Submitted by Rainie on
The sky was still dark when my daughter left for school with her best friend. Both were in high school at the time. They walked arm in arm down the front walkway to the car. Standing at the entrance, in my pajamas and robe, leaning against the doorframe, I watched the outline of their backpacks blend with the hint of fiery red sky beyond them. Just as I closed the front door, the telephone rang. It was a friend from Oregon calling. “Are you watching television?”
“No….its six thirty in the morning!”
“I know…but…something has happened.” Urgency and alarm was apparent in his voice. “A plane has crashed into the world trade center. Smoke is pouring from it like an ominous torch….people are….”
I called my husband and handed him the telephone, turning on the television at the same time with my free hand. We watched for an hour stunned.
For the next forty-eight hours I baked bread, lit candles for the lives lost, and murmured prayers in the hope of lives remaining. These are the things I do to comfort myself when uncertainty fills each hour of the day.

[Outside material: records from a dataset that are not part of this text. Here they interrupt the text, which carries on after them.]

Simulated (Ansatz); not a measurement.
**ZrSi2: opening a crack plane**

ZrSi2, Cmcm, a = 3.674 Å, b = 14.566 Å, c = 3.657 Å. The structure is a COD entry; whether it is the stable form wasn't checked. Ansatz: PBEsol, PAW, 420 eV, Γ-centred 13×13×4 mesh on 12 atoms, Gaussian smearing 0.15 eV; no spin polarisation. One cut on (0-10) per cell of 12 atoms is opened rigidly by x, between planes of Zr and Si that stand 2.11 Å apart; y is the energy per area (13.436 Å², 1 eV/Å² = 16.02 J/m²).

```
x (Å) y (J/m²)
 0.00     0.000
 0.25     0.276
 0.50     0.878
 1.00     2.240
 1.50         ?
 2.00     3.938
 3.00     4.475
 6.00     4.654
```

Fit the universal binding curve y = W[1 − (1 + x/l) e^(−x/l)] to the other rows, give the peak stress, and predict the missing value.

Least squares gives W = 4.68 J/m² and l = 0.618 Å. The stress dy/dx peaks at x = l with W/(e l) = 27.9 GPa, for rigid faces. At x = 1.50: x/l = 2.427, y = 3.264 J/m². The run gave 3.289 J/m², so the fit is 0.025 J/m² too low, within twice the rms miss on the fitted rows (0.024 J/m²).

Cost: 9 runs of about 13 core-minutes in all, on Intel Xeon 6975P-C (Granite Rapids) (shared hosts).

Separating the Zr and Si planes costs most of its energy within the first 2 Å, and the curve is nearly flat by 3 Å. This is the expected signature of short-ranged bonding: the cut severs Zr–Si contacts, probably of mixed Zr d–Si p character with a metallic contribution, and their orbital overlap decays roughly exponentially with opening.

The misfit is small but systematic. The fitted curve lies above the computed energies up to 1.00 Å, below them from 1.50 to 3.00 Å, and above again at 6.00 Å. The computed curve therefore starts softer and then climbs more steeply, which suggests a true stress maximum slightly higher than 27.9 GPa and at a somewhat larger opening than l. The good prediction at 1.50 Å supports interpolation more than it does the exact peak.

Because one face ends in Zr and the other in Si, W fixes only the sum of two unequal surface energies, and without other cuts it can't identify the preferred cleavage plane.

By Friday bread had been broken, candles had dimmed, and we were left with a lingering emptiness, searching for something to bridge the void left by grief.
I found my husband outside, standing in the pasture between our garden and our neighbor’s house. The widow next door had long ago sold the last of her horses and asked for a few flowering plants to be placed there. She was tired of looking out her living room window at dust and weeds.
“What are you doing?” I asked him.
“We’re going to build a garden here, in memory of that tragic day.”
“Now?”
“Yes”
And so the garden was begun on the Friday following nine eleven. Every member of the nursery staff wanted to participate. Plants were chosen and placed for the initial planting and each individual came up to the garden throughout the day to plant at least one.
‘Far Horizons’ was the first to be placed in the ground, a native lilac selected by Dara Emery at the Santa Barbara Botanic Garden. Another lilac was ‘Blue Sapphire’. Plants included ‘Bees Bliss’ sage, ‘Silver Surprise’ lilac, ‘California Glory’ flannel bush, and lavender, the color of purple mountains majesty. There was the pure white of currant flowers, and the blues of ‘Tuscan Blue’ rosemary, and brilliant red shedding bark of Madrone with edible red berries. And in the center a purple Smoke Bush with flowers depicting puffs of smoke. The visual effect as well as the names themselves represented the beauty and peace of our country, while still carrying symbols of the landscape that day- red for the blood shed, blue for overwhelming sadness, smoke for fire.
After an extended period of travel I returned home, to find the new garden waiting peacefully for further growth, sowing, nurturing. On February 26 a new section was laid out, Cotinus Grace, Fremontia Ken Taylor, more lavenders, Phlomis fruticosa compact form. An existing large tree mallow had burst into bloom near the gate, with dark pink flowers. The patterns were geometric, with rows of lavenders and arbutus in triangles.
The year now is 2014, and our widowed neighbor is almost ninety. The nine eleven garden recieves care sporadically. Sometimes from a student intern, or on a rare weekend when my husband and I are caught up with daily responsibilities and just want to garden for a few hours. Parts of the area are overgrown, and parts retain their original dignity. The smoke tree is flourishing and the lavender has spread to encompass a larger part. There is a LiveRoof doghouse in the middle of the garden now. Made by a local artisan from all recycled and reclaimed materials, it marks the grave site of our neighbors dog Jake, a familiar visitor to the nursery for many years.
There have been other terrorist scares since nine eleven. Sometimes when lingering fearfulness surfaces, the best thing I can do is put my hands to the soil and garden. Because in this simple act I feel a small measure of control in sustaining life.